By Hannah Weisman
I recently had the pleasure of catching up with Hingham High School senior Hayden Sousa, the winner of the Athenæum's 2021 National History Day in Massachusetts prize for excellent use of primary sources. Sousa’s paper, “Communications in History: The Impact of Ted Sorensen’s Speechwriting During JFK’s Presidency,” earned him the award during the spring of his junior year.
Sousa found himself interested in the Kennedy family after reading Bobby Kennedy by Larry Tye, which spurred him to learn more. In his reading, he encountered Ted Sorensen’s name. So, when Sousa learned the 2021 History Day theme was “Communication in History,” he decided to create a project about John Kennedy’s speeches, and specifically those that Sorensen wrote for him.
At the encouragement of his history teacher, Ms. Petrie, Sousa sought out primary sources focused not only on Kennedy and Sorensen, but also on the people who worked with and around them. Sousa found transcripts of forums that had been held at the John F. Kennedy Presidential Library and Museum. From them, he was able to ascertain that Robert McNamara and other members of the Kennedy administration recognized that the relationship between Sorensen and the president transcended that of a typical speechwriter and politician; together “they were creating something huge.”
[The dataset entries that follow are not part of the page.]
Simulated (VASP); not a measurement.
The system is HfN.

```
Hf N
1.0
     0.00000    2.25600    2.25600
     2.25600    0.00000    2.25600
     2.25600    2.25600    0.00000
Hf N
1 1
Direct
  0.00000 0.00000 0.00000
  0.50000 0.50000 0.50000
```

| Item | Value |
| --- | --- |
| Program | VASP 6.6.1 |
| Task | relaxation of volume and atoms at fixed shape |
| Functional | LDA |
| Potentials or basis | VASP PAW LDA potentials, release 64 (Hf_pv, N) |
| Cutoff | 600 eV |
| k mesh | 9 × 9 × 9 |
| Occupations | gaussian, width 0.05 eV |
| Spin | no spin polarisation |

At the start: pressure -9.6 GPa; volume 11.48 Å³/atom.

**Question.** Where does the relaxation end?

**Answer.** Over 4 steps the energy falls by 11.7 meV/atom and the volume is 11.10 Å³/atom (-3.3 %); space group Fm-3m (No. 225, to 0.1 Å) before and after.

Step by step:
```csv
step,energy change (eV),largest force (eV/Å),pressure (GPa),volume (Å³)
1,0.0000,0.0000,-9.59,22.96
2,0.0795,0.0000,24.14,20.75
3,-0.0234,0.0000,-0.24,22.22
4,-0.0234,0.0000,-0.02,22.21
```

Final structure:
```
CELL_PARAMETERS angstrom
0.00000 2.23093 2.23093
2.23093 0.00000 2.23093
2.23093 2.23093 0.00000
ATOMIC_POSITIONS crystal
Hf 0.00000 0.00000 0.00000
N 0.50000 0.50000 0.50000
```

In addition to mining primary sources, Sousa consulted secondary sources. When I asked Sousa if he could recommend a title to people interested in learning about the Kennedys, he was hard pressed to pick just one, but did name Grace and Power by Sally Bedell Smith and Unfinished Life by Robert Dallek.
Ultimately, Sousa’s research led him to his argument that, “the unique relationship between JFK and Sorensen allowed them to produce speeches that compelled a younger generation and the African American population to believe in the United States and to push for progressive change.”
To present his argument, Sousa chose to write a paper. National History Day competitors create a project in one of five formats: documentary film, exhibition, paper, performance, or website. For Sousa, the choice was strategic. He had considered making a documentary film, thinking it would be helpful for the viewer to hear John Kennedy speaking. But the main focus of his project was not the way Kennedy delivered his speeches, but rather the words Sorensen wrote. He decided that writing a paper featuring quotations from speeches would help his reader focus on the text rather than the oration.
With his project now a few months behind him, Sousa has had time to reflect on his approach to the topic and his treatment of the Kennedys in his paper: “What I’ve noticed is that I make the Kennedys, specifically JFK, seem perfect, and they really weren’t. Like everyone, they had their faults. If there was one thing I could change in the paper, I would go back and point out some of those flaws. It’s important to point out faults because history is about learning...we should be not only learners of history but also critics of history.”
Given the careful attention Sousa put into his project, from topic to research methodology to format, it is not surprising he imagines history and writing as part of his future career plans. Although he does not aspire to be a politician himself, Sousa can see himself writing for one: “Writing and reading are the best ways to get points across, get inside the human mind, communicate...To have the chance to write a speech for someone who can say something important would be really cool...I love history, politics are interesting, [and so are] government and civics...I might not want the spotlight, but [would like] to help someone else.”
As our conversation came to a close, Sousa offered a final recommendation: “Anyone who’s interested in JFK should definitely study RFK...He stuck up for what he believed in. He was willing to change his mind. Not everyone is open to that today.”
If this wise young historian is any indication, the future of our country is bright.